SQLFire from the trenches
In a first article, I have explained why I think that NewSQL is a disruptive storage technology designed for traditional Information Systems. NewSQL relies on a scalable architecture and is designed to run on commodity hardware. In order to get actual figures for SQLFire, we have built a Proof of Concept for stress test purposes. The goal of this article is to give you some feedback on these stress tests in the chosen scenario.

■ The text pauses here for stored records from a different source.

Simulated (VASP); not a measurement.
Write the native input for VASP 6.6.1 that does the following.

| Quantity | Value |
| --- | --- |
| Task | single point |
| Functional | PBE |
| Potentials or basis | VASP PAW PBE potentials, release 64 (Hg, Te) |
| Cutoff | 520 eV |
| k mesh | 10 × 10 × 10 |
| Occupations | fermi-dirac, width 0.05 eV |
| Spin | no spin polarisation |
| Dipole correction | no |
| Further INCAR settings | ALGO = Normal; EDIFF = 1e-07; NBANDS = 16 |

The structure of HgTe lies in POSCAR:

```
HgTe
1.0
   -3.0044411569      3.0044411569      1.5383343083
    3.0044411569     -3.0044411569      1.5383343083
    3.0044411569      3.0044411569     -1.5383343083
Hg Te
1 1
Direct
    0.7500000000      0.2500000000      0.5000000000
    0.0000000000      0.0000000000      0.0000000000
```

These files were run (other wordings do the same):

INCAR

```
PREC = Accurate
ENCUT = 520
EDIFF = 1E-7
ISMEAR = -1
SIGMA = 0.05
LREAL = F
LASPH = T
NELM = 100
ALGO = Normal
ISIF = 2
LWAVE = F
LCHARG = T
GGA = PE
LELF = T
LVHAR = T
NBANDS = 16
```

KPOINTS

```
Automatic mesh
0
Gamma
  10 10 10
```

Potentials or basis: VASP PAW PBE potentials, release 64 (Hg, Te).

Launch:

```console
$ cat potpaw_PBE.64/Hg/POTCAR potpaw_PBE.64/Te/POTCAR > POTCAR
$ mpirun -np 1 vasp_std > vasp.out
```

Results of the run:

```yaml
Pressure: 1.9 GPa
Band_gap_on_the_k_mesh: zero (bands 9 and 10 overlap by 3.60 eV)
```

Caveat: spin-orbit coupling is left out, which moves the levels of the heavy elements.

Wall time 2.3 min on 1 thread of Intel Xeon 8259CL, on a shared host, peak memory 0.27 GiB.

The first sections provide a description of the test environment and hypotheses, as well as some feedback from our experience on the stress test protocol that we have used. If you trust our hypotheses and are mainly interested in NewSQL figures, go directly to the SQLFire feedback paragraph.
POC architecture
The applicative stack is Java Spring based, with a very conservative design. The goal is to model applications which are common in current Information Systems. The persistence tier has been implemented both with MySQL and SQLFire. We took advantage of the SQL interface of SQLFire as described in the previous article.
The application exposes requests through a HTTP API which returns JSON responses. It does not fully implement REST principles, but from a server point of view it is equivalent to an API consumed by modern single page javascript applications.
Stress tests description
Data generation
Stress tests have been performed with the Gatling tool in order to determine the sustainable performance level of both MySQL and SQLFire. We have used 3 scenarios:
- Transaction scenario: this one is purely transactional. A first article is bought, then after 1 or 2 seconds, a second article is bought, then after 2 or 3 seconds the receipt is emitted. As the
Stock
table is updated in a consistent manner, all 3 tables are updated by this scenario. - Inventory scenario: The inventory of a given store is queried every 5 to 10 seconds, in order to simulate a back-office activity.
- Turnover scenario : The
SaleOperation
table is queried every 5 to 10 seconds in order to compute an overview of the turnover of a specified subset during a given period.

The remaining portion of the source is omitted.